CPU, Memory, and I/O8 min read

Postgres Checkpoint Tuning: The Latency Spike Nobody Sees Coming

Checkpoint problems show up as periodic latency spikes. The work is smoothing writes, sizing WAL, and proving checkpoints are the thing users feel.

Checkpoint pain often looks like a ghost in the latency graph.

Every so often, writes slow down, query latency climbs, then everything recovers. No deploy. No obvious slow query. CPU may look fine. The missing piece is often that Postgres is flushing dirty pages harder than your storage can absorb comfortably.

Checkpoint tuning is not about eliminating writes. It is about making them predictable.

The real pain is periodic latency nobody owns

Users do not care that the spike came from checkpoint behavior. They care that the app feels randomly slow. Your job is to connect latency spikes to checkpoint timing, WAL volume, write pressure, and storage capacity.

Once the pattern is proven, the fix is usually smoothing: larger WAL budget, sane checkpoint timing, and enough I/O headroom for the workload.

What is actually happening

Postgres does not write your data to disk at the moment of COMMIT. It writes the WAL record (write-ahead log), and the actual table page sits in shared_buffers waiting to be flushed. A checkpoint is the periodic event where Postgres says, "OK, time to actually flush dirty pages from shared_buffers to disk so I do not have to keep them in WAL forever."

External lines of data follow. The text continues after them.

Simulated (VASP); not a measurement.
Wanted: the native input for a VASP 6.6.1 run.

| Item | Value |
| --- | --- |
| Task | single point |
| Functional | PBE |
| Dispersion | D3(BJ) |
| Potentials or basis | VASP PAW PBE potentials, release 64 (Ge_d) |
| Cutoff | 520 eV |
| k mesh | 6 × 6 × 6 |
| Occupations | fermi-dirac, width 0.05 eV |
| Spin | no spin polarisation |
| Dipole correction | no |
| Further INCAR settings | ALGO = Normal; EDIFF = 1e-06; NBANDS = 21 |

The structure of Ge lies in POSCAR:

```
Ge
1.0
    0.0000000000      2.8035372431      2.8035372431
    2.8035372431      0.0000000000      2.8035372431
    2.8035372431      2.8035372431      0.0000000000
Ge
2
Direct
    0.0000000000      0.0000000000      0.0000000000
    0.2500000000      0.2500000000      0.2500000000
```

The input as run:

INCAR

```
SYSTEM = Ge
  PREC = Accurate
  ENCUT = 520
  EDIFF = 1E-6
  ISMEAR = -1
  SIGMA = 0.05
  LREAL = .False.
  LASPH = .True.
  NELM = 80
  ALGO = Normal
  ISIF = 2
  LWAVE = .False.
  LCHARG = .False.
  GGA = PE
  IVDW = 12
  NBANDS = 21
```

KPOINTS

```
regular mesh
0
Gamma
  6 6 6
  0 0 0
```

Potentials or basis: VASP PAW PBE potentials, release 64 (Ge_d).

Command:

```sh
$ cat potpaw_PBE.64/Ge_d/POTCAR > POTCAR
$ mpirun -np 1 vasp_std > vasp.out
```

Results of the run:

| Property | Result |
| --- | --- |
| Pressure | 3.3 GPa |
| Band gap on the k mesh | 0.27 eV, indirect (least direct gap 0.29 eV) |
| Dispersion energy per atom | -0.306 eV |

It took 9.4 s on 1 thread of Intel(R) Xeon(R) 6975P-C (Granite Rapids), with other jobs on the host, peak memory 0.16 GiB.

When a checkpoint kicks in, it does a burst of disk writes. On default settings, that burst can be enough to saturate your I/O for tens of seconds. Concurrent writes from the application have to wait. Latency climbs. Then the checkpoint finishes, latency returns to normal.

This is a default-settings problem. Postgres ships configured for a small workload. A serious production database needs different defaults.

The four settings that matter

checkpoint_timeout — how often a checkpoint runs by time. Default is 5 minutes. For a busy database, 15 to 30 minutes is more reasonable. Longer means each checkpoint flushes more pages, but it also means fewer checkpoints, less overall write amplification, and better cache hit rates between checkpoints.

max_wal_size — soft cap on WAL accumulated between checkpoints. Default is 1GB, which is comically low for any database doing real writes. A modern busy database wants 8GB to 64GB. The bigger this is, the less likely a checkpoint is forced by WAL pressure rather than by time.

checkpoint_completion_target — how much of the checkpoint interval to spread the writes across. Default is 0.9. Leave it. Older guides talk about tuning this; modern Postgres handles it well by default.

bgwriter_lru_maxpages and bgwriter_delay — the background writer flushes a small number of dirty pages continuously, smoothing out the work the checkpoint has to do. Bumping bgwriter_lru_maxpages from the default 100 to 500 or 1000 means more pages flushed continuously, less to flush at checkpoint time.

The shape I usually settle on

For a busy production database (RDS or self-managed, doesn't matter):

ALTER SYSTEM SET checkpoint_timeout = '15min';
ALTER SYSTEM SET max_wal_size = '16GB';
ALTER SYSTEM SET checkpoint_completion_target = 0.9;
ALTER SYSTEM SET bgwriter_lru_maxpages = 500;
ALTER SYSTEM SET bgwriter_delay = '20ms';

SELECT pg_reload_conf();

These are starting points. The exact values depend on workload.

How to know if you are checkpoint-bound

The single most useful query:

SELECT * FROM pg_stat_bgwriter;

Look at:

  • checkpoints_timed vs checkpoints_req: the first is checkpoints triggered by checkpoint_timeout, the second by max_wal_size. If checkpoints_req is more than 10% of total, your max_wal_size is too low — checkpoints are being forced by WAL pressure.
  • buffers_checkpoint: pages written by checkpoints. Compare to buffers_clean (background writer) and buffers_backend (writes done synchronously by the queries themselves). If buffers_backend is the dominant number, the application is doing the work the bgwriter and checkpointer should be doing — that is bad.
  • checkpoint_write_time and checkpoint_sync_time: how long the average checkpoint spent writing and syncing. If sync time is large, your underlying disk is the bottleneck.

A healthy database has most checkpoints _timed, low buffers_backend, and checkpoint_write_time consuming most of the checkpoint interval (i.e., spread out, not bursty).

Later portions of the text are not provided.